2020 represents a big milestone for the Metropolitan Museum of Art, as it celebrates its 150th anniversary. In honor of the occasion, the Costume Institute announced that its spring exhibition will be titled “About Time: Fashion and Duration.” Chief curator Andrew Bolton will be diving into the archives to pull a century and a half’s worth of fashion history presented along a “disruptive timeline.” The theme was inspired by the likes of novels by Virginia Woolf and theories of French philosopher Henri Bergson. The idea originally came from the movie Orlando, based on Woolf’s novel, where a character enters a maze in an 18th century dress and transforms into a 19th century dress as she runs through it. This goes along with Bergson’s musings on time that flows, accumulates, and is unified.

“Fashion is indelibly connected to time,” Bolton believes. When you think of a time period, you immediately recall the fashion of the time. For instance, when someone says 1920’s, you automatically think of a flapper dress. Bolton wants viewers to think differently about fashion after visiting the exhibition. The collection will be divided between two timescales; the first is a linear timeline of black pieces and the second represents “folds in time” in white looks. The exhibit will showcase how fleeting fashion can be in both linear and cyclical ways. Expect to see designers from different time periods contrasted with each other and to explore the competition between survivors and failures. “Ultimately, I think it advocates for a slowing down of fashion,” Bolton revealed, according to Vogue.

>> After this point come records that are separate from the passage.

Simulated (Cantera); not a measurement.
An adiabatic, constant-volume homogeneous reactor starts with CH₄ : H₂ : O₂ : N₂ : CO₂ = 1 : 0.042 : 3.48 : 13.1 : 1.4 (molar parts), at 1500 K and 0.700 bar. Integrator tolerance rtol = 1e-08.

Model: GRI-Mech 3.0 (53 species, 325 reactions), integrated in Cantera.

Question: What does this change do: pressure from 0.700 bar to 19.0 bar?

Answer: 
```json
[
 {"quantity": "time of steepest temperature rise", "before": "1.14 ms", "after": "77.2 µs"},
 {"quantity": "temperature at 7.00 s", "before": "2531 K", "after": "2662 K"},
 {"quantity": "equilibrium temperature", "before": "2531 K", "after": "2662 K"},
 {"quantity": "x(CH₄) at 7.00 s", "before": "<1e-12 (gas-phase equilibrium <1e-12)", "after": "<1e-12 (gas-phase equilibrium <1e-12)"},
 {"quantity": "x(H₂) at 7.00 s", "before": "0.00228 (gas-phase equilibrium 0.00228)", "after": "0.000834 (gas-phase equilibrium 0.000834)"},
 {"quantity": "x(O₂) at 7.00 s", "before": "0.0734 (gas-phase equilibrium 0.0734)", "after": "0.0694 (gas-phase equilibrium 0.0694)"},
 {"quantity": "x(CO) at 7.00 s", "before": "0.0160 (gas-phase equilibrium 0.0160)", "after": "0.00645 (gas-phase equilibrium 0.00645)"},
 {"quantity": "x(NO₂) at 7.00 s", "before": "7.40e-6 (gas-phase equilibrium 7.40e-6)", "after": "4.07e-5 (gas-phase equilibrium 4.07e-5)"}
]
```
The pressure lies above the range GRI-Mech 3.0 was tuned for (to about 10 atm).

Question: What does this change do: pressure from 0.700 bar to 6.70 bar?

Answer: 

Fashion’s biggest night, the Met Gala, will explore all of these themes. I can’t wait to see what our favorite stars decide to pull from the past in honor of this theme. There is a lot to consider, but fashion’s brightest stars always know how to pull off the most iconic looks for this night. It has also been revealed that the co-chairs for the Gala will be Emma Stone, Lin Manuel-Miranda, Meryl Streep, Louis Vuitton’s Nicolas Ghesquière, and Anna Wintour.